FCEA also calls for a
number of crop insurance program changes, including a repeal of premium
reduction plans, cuts in administrative and operating expense
reimbursements, and increased fees for catastrophic coverage. In
addition, studies of crop insurance for organic production, energy
crops, aquaculture, poultry and bees are required.
Payment Limitations
The $40,000 limit on
direct payments and the $65,000 cap on CCPs continue under the 2008 Act,
except when a grower’s participation in ACRE reduces direct payments
and eliminates CCPs.
In addition, the new law
eliminates the three-entity rule and tightens other provisions
determining how payments are attributed.
If the sum of a farm’s
base-acres is less than 10 acres, all payments are prohibited in most
cases.
The new Act also replaces
the $2.5 million adjusted gross income limitation to receive commodity,
disaster or conservation benefits with other income limits, including:
• A person with more
than $500,000 in average adjusted nonfarm income will not be eligible
for direct payments, CCPs, ACRE payments, marketing loan gains, MILC
payments, loan deficiency payments and the noninsured assistance
program.
• A person with more
than $750,000 average adjusted gross farm income will not be eligible
for direct payments.
• Anyone with more than
$1 million in adjusted gross non-farm income will not be eligible for
conservation program payments unless more than two-thirds of their
income is from farming or related activities.

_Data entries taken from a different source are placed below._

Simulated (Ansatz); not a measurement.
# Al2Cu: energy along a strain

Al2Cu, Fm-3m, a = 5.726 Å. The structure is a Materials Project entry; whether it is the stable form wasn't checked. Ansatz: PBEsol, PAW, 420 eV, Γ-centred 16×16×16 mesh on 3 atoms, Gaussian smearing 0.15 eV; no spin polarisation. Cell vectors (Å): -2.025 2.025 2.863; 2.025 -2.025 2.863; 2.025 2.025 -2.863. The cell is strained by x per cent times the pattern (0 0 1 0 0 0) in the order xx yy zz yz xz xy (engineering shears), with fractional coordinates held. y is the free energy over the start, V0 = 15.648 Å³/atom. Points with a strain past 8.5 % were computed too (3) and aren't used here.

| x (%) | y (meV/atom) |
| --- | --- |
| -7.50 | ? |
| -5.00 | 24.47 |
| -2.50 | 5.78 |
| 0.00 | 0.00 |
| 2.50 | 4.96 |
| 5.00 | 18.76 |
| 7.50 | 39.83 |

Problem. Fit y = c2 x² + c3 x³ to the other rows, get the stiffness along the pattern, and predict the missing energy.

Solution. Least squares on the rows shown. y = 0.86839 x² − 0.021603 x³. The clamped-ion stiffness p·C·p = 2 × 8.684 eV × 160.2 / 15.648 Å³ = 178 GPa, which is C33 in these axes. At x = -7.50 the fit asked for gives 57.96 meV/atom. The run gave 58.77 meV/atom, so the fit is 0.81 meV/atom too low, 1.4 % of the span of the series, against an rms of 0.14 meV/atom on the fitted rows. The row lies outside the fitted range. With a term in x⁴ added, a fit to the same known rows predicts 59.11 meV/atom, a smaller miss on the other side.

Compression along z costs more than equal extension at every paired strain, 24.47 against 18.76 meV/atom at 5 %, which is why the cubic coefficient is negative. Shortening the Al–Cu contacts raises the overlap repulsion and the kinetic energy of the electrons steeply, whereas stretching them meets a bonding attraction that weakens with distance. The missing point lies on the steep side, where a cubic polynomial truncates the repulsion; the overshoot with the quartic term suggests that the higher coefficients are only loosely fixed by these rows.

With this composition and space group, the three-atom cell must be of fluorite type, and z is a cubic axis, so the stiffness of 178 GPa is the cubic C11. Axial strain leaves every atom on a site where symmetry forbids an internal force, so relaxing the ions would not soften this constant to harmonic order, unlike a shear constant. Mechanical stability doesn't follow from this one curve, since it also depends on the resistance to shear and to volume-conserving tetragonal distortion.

Country-of-Origin Labeling
(COOL)
Called for in the 2002
Farm Act but delayed due to controversy over compliance costs and
procedures, FCEA calls for full implementation of COOL regulations to be
effective Sept. 30 of this year.
Covered under the new
regulations are muscle cuts of beef, lamb, pork, chicken and goat, as
well as ground products from those animals, fresh and frozen fruits and
vegetables, peanuts, pecans, macadamia nuts and ginseng. Wild and
farm-raised fish and shellfish also are included but rules on those
products went into effect several years ago.
Food service
establishments and retailers with annual invoiced sales less than
$230,000 are excluded from labeling rules.
Producers must provide
definitive origin information to slaughter facilities. Producer
affidavits may be used and backgrounder/feeder operations may use
previous producer affidavits for their documentation. Participation in
the voluntary National Animal Identification System (NAIS) is believed
to provide producers a suitable tool for COOL compliance.
COOL remains a
controversial issue. USDA has projected overall first-year costs of
$2.52 billion but has provided no estimates of benefits due to
difficulties in quantifying the advantages. Critics said costs will be
even higher than government projections and argued that consumers are
more interested in a product’s price rather than its origin.
Conservation Programs
Conservation programs
have received an overall boost in authorized funding in FCEA, although
specific appropriation bills will determine final amounts.
While there are no
revolutionary changes in the various reserve programs, shorter term
agreements are more often allowed than in earlier acts and provisions
for more local control, as opposed to state block grants, are called
for. In general, farmers also have greater flexibility under new program
provisions.
At a time of higher
commodity prices, working lands programs like the Environmental Quality
Incentives Program (EQIP) and the Conservation Security Program (CSP)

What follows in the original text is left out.